So say, I have a 1.02MB file and a duration of 12 sec (avg), I will have about 89,300 samples played per second. Is this right?
Is there other ways on how to compute this? For example, how can I know how much a byte[1024] array is equivalent to in time?
Generally speaking for PCM samples you can divide the total length (in bytes) by the duration (in seconds) to get the number of bytes per second (for WAV files there will be some inaccuracy to account for the header). How these translate into samples depends on
the sample rate
bits used per sample, i.e. commonly
used is 16 bits = 2 bytes
number of channels, i.e. for stereo
this is 2
If you know 2) and 3) you can determine 1)

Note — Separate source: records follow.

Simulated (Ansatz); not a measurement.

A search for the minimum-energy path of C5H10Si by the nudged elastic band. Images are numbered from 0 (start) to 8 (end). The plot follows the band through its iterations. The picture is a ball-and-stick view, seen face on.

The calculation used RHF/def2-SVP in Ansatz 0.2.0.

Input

In your example 89300 bytes/second, assuming stereo and 16 bits per sample would be 89300 / 4 ~= 22Khz sample rate
In addition to #BrokenGlass's very good answer, I'll just add that for uncompressed audio with a fixed sample rate, number of channels and bits per sample, the arithmetic is fairly straightforward. E.g. for "CD quality" audio we have a 44.1 kHz sample rate, 16 bits per sample, 2 channels (stereo), therefore the data rate is:
44100 * 16 * 2
= 1,411,200 bits / sec
= 176,400 bytes / sec
= 10 MB / minute (approx)